In 2001, the Presidency of the Nation Argentina requested me the creation of the visual identity of government. Within that job, I designed the version of the Argentine national shield that is still in use.

For doing so, initially I researched on the regulations, which to be honest I had personally to track them in the area of ​​the Executive, because nobody knew about them. The first place I looked for information was at the Home Ministry, which had legally an area supposedly in charge of the use of national symbols. Unfortunately, that direction was far from doing that.

Given this limitation, alternatively I analyzed a dozens other institutions. The largest contributions were supplied to me by the National History Museum, The General Archives of the Nation, The Library of Congress and The Museum of the Casa Rosada.

With all this material, plus my PhD’s fieldwork, then I found certain conclusions.

First, that even today there is a hole in the regulations that designate the national emblem as such, because the last regulation was done by a de facto military government (1944: Farrell). That government decrees as certain a single image for the emblem that for me was designed in 1925 by the author of the guidelines of the decree. However, the model that dictates that decree was not used after, even in the next Presidency. Neither is categorically findable that image, because each of the departments that I visited had their own cliché that claimed as the “real” mentioned.

In order to understand what the legally valid version was, I collected representations of the national state shields used in the years after the decree, to confirming which model was the valid: I found 200 different versions of shields used by later governments.
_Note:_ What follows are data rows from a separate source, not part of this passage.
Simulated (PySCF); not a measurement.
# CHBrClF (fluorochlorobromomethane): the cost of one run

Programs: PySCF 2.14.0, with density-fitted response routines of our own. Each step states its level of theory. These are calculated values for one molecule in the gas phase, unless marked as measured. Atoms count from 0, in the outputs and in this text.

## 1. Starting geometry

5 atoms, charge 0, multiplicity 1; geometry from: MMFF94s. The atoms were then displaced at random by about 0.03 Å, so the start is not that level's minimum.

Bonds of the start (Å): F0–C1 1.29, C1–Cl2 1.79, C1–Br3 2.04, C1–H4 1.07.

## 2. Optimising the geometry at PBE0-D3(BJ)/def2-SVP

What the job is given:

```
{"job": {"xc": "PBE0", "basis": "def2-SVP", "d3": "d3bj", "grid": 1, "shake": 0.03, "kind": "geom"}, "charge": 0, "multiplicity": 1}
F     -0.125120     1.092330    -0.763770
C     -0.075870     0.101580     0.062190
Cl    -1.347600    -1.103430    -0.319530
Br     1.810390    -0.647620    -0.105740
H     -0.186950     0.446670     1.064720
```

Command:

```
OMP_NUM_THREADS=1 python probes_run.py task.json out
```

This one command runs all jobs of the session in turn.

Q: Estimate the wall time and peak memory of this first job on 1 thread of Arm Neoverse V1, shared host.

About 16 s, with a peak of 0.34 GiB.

Second, I meet with the major experts on the subject. This stage of the work was really rich in contributions. In this way, I found that the National History Museum had both the hallmark of the Assembly, and the first emblem version according to the President of the National Academy of History. It is the shield used by the Constituent Assembly of 1813. That piece is also understood by other specialists I interviewed as the first official version of the shield. A small wooden shield painted in oil. Then I used its drawing as a reference.

About the Argentine shield itself; you can see that it is the result of the integration of Spanish culture, the influence of the shield of the City of Buenos Aires and images produced by the French Revolution.

Thus, both the laurel and the sun are external attributes that have replaced the royal necklaces and orders, being the heraldic expression of laurels the glory, triumph and victory. The sun, as the symbol of life and power. In addition, hands held account reconciliation and alliance, union and fidelity. The red cap is a symbol of freed Roman slave and sustained by the pike becomes an emblem of freedom and political redemption.

However, the historical reproduction of the national emblem, clearly illustrates how different governments tried to project their own vision of it, mainly using the emblem as a media of significance. More information can be found in my thesis: www.designingnationality.com

From this map of the elements of the shield, I began to project the current version, which pursuit to represent the ideal values ​​present in the constitution.

So, among other adjustments, the graphic adjustment to the drawing of the emblem gives it a better (digital) technical reproduction of it, without altering its content. Just as the law decrees, but modifying aspects of representation that the law does not delimit, such as the containing and not aggressive expression of the sun, the hierarchy of the hands which hold above the exterior attributes and a slight variation of the skin colour in the arms, so that the State takes into account the ethnic constitutive diversity of any nation.

When I finished designing the current graphical version of the shield, Presidency sent my designs to the Legal Secretariat to see if the design conformed to the rules. I did then some corrections and then began to systematize their application.

Around this time I walked away from the government.

Eventually I saw that the Duhalde administration takes my coat and identity version, as well as Kirchner unified all areas of the public sector with my graphic system, even coming today to be in the new notes.

This is the little story. When I presented my design I recommended that the Congress should have to discuss a version of the shield and I offered my free advice on the subject, but there was no response. At that time it was the end of a government and the formal issue was forgotten.

As for my personal assessment, it was an honour to contribute in something so important.